In the 70s, his career took a beating and some of his films bombed at the box office, though his performance was always critically acclaimed. He made a comeback in the 80s as a character artist and gave compelling performances in many films like Kranti (1981), Shakti (1982), Mashaal (1984) Vidhata (1982), and Karma (1986). These were ensemble films with multiple stars in the cast, and yet Dilip Kumar remained central to the story; indeed, many of these films were written keeping Dilip Kumar in mind.
Lata was once asked for whom she loved singing the most, and she cryptically answered that she would love to sing for Dilip Kumar because he renders a song like none other, and makes it look real. An example of what Lata was perhaps referring to is this famous song “Madhuban me Radhika Naache re” from the film Kohinoor. This one is for all those true movie aficionados out there. Look at how Dilip Kumar enacts this song. Notice the perfect lip-sync he manages on a classical number. How on earth did he even manage to play the sitar like that? Watch closely. There are close-up shots of his fingers working the instrument like a musician—and we now know that he devoted a couple of months to learn the sitar, just so that he could do justice to a two-minute shot. That is Dilip Kumar for you. I might add, I guess it is relevant in today’s political climate, that this song is a fine example of syncretism with Naushad composing it, Shakeel Badayuni writing it, Dilip Kumar performing it, Kumkum dancing on it, and the great Mohammad Rafi singing it—five Muslims coming together to create a beautiful Hindu Bhajan.

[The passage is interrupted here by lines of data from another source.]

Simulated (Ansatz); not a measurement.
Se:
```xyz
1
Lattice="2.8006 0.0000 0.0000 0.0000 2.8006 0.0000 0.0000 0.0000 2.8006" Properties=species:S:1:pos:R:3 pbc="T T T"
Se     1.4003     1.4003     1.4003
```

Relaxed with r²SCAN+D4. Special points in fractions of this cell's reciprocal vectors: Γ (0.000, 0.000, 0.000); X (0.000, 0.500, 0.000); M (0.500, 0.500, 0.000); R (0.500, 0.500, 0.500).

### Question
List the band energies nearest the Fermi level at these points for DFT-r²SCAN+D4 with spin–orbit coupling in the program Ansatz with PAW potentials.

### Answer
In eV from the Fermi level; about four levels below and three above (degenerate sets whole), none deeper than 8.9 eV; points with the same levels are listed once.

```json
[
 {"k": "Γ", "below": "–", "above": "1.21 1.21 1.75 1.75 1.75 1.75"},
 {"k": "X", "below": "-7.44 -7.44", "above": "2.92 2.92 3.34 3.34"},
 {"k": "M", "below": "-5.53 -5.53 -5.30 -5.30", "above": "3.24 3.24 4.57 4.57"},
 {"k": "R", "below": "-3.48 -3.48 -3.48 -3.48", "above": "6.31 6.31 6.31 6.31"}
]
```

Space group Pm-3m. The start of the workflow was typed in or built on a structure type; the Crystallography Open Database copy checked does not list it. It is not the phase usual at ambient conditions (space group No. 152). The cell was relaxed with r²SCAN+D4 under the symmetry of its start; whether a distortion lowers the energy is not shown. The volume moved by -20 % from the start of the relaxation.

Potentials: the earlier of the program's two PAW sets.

Lord Meghnad Desai in his book “Nehru’s Hero: Dilip Kumar”, argues that Dilip Kumar through his films portrayed Nehru’s India—an India of transition, one which was struggling to find meaning in the new social and economic challenges of the time. Films like Naya Daur (1957) and Paigham (1959) clearly bring forth the pangs of this transition from an agrarian economy to industrialisation. Nehru’s hero, however, retains dignity and moral fibre in everything he does. Dilip Kumar brings that quality to his characters effortlessly.
In his private and public life too, Dilip Kumar has been a symbol of Nehruvian values. He has always conducted himself with poise, elegance, and honesty—a far cry from the pretence and plastic that rules Bollywood now. In recognition of his services, Dilip Kumar was named the Sheriff of Bombay in 1979 and later nominated to the Rajya Sabha in 2000. His decency earned him respect across the political spectrum. Apart from Nehru himself, he was admired by the likes of Vajpayee and Balasaheb Thakray, although the Shiv Sena did not take kindly to his acceptance of Pakistan’s highest civilian honour the Nishan-e-Imtiaz in 1998.
Dilip Kumar is the last of his tribe. He is a reminder of the best that syncretism can offer. He should be celebrated a lot more perhaps than he currently is.